Back to the coin flip

So my colleague and I are talking, and he asks me this:

"If you wanted to know the average age of everyone in a city of one million people - would you actually need to ask all one million people?"

Obviously not. You ask a few thousand, make sure they are a representative mix, and the answer is statistically close enough to be useful. This is literally how elections get predicted before all the votes are counted. How weather forecasts work. How Netflix knows you will probably like that show even though you have never seen anything like it.

The coin flip is this idea applied to data. For every row in your million-row dataset, you flip a coin - heads means process it, tails means skip it. Since the coin does not care which rows it lands on, you get a random cross-section of the whole dataset. The answer you get is statistically close to what you would get from all one million rows, in half the time.

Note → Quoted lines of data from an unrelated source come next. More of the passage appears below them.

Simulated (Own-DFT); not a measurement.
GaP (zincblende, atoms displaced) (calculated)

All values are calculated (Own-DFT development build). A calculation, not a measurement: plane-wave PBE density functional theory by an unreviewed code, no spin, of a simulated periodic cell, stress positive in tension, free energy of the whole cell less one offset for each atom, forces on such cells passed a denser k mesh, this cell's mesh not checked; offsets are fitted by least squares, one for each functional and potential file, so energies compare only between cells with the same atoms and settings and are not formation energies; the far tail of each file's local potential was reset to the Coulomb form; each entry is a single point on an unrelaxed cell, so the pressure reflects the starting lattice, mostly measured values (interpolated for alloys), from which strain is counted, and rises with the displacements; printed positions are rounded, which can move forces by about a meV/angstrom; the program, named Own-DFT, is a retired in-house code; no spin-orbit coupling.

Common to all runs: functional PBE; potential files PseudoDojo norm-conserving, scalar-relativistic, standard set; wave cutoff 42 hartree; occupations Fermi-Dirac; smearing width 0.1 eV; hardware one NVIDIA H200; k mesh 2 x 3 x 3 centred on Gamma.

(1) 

You do not need to read every page of a book to know what it is about. A smart sample tells you almost as much as the full thing in a fraction of the time. This is not cheating. This is how the real world actually works.

This is called probabilistic processing. And once you see it, you will start noticing it everywhere.

The four techniques that come from the coin flip

The coin flip is the mindset. But what does it actually look like in practice? Here are four techniques that come directly from it, each one is just a different way of doing less to get the same useful answer.

🍕 Pagination - the pizza slice approach

Nobody orders a million pizzas and eats them all at once. You order one, eat it, then decide if you want another. Pagination works the same way: load 50 rows, show them, wait for the user to ask for more. The other 999,950 rows sit quietly in the database not bothering anyone. Cursor-based pagination is even better, it stays fast no matter how deep you go, because it does not need to count all the rows before your current position.

🪟 Virtual rendering - the movie theatre trick

A movie theatre has 300 seats. It does not build new seats for every person who walks in; it reuses the same seats. Virtual rendering works the same way. If you are showing a list of a million items, you only create DOM elements for the 20 rows visible on screen right now. As the user scrolls, the same elements get recycled with new data. The list feels infinite. The browser thinks it only has 20 items. Everyone is happy except the million rows that never got their moment on screen.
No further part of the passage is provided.